A foreword: some people might think that I’m writing this just to banter about what I did; my sincere reason to write, though, is to point out an example of why I dislike 5-minutes fixes as I wrote last December. It’s also an almost complete analysis of my process of ebuild maintenance so it might be interesting for others to read.

For a series of reasons that I haven’t really written about at all, I need Quagga in my homemade Celeron router running Gentoo — for those who don’t know, Quagga is a fork of an older project called Zebra, and provides a few daemons for route advertisement protocols (such as RIP and BGP). Before yesterday, the last version of Quagga in Portage was 0.99.15 (and the stable is an old 0.98 still), but there was recently a security bug that required a bump to 0.99.17.

I was already planning on getting Quagga a bump to fix a couple of personal pet peeves with it on the router; since Alin doesn’t have much time, and also doesn’t use Quagga himself, I’ve added myself to the package’s metadata; and started polishing the ebuild and its support files. The alternative would have been for someone to just pick up the 0.99.15 ebuild, update the patch references, and push it out with the 0.99.17 version, which would have categorized for a 5-minutes-fix and wouldn’t have solved a few more problems the ebuild had.

Now, the ebuild (and especially the init scripts) make a point that they were contributed by someone working for a company that used Quagga; this is a good start, from one point: the code is supposed to work since it was used; on the other hand companies don’t usually care for the Gentoo practices and policies, and tend to write ebuilds that could be polished a bit further to actually be compliant to our guidelines. I like them as a starting point, and I got used to do the final touches in those cases. So if you have some ebuilds that you use internally and don’t want to spend time maintaining it forever, you can also hire me to clean them up and merge in tree.

So I started from the patches; the ebuild applied patches from a tarball, three unconditionally and two based on USE flags; both of those had URLs tied to them that pointed out that they were unofficial feature patches (a lot of networking software tend to have similar patches). I set out to check the patches; one was changing the detection of PCRE; one was obviously a fix for --as-needed, one was a fix for an upstream bug. All five of them were on a separate patchset tarball that had to be fetched from the mirrors. I decided to change the situation.
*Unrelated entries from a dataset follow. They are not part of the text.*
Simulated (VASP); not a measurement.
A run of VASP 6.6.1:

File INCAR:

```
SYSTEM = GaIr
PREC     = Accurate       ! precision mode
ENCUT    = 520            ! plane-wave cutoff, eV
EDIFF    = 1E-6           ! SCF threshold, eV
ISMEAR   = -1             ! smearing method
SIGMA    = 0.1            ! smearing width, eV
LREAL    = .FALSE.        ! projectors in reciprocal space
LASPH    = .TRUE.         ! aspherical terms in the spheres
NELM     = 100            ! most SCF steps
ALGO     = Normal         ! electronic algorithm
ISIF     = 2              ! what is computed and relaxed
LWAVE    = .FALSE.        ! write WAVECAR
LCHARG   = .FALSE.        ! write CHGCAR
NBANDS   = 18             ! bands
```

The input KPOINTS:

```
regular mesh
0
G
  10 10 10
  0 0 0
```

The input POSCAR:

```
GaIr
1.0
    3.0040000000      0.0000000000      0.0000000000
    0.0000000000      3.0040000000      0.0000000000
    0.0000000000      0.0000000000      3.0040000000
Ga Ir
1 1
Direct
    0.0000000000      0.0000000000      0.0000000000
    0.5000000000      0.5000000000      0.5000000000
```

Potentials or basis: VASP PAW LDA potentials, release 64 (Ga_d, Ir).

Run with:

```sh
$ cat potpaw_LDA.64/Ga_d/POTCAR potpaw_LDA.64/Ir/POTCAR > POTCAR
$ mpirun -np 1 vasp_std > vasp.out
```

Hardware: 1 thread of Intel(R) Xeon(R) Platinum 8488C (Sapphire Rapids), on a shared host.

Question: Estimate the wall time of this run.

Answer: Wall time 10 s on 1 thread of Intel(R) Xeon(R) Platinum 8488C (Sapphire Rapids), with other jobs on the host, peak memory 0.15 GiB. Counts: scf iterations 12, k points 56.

First of all, I checked the PCRE patch; actually the whole PCRE logic, inside configure is long winded and difficult to grok properly; on the other hand, a few comments and the code itself shows that the libpcreposix library is only needed non non-GNU systems, as GLIBC provides the regcomp/@regexec@ functions. So instead of applying the patch and have a pcre USE flag, I changed to link the use or not of PCRE depending on the elibc_glibc implicit USE flag; one less patch to apply.

Second patch I looked at was the --as-needed-related patch that changed the order of libraries link so that the linker wouldn’t drop them out; it wasn’t actually as complete as I would have made. Since libtool handles transitive dependencies fine, if the libcap library is used in the convenience library, it only has to be listed there, not also in the final installed library. Also, I like to take a chance to remove unused definitions in the Makefile while I’m there. So I reworked the patch on top of the current master branch in their GIT, and sent it upstream hoping to get it merged before next release.

The third patch is a fix for an upstream bug that hasn’t been merged in a few releases already, so I kept it basically the same. The two feature patches had new versions released, and the Gentoo version seems to have gone out of sync with the upstream ones a bit; for the sake of reducing Gentoo-specific files and process, I decided to move to use the feature patches that the original authors release; since they are only needed when their USE flags are enabled, they are fetched from the original websites conditionally. The remaining patches are too small to be part of a patchset tarball, so I first simply put them in files/ are they were, with mine a straight export from GIT. Thinking about it a bit more, I decided today to combine them in a single file, and just properly handle them on Gentoo GIT (I started writing a post detailing how I manage GIT-based patches).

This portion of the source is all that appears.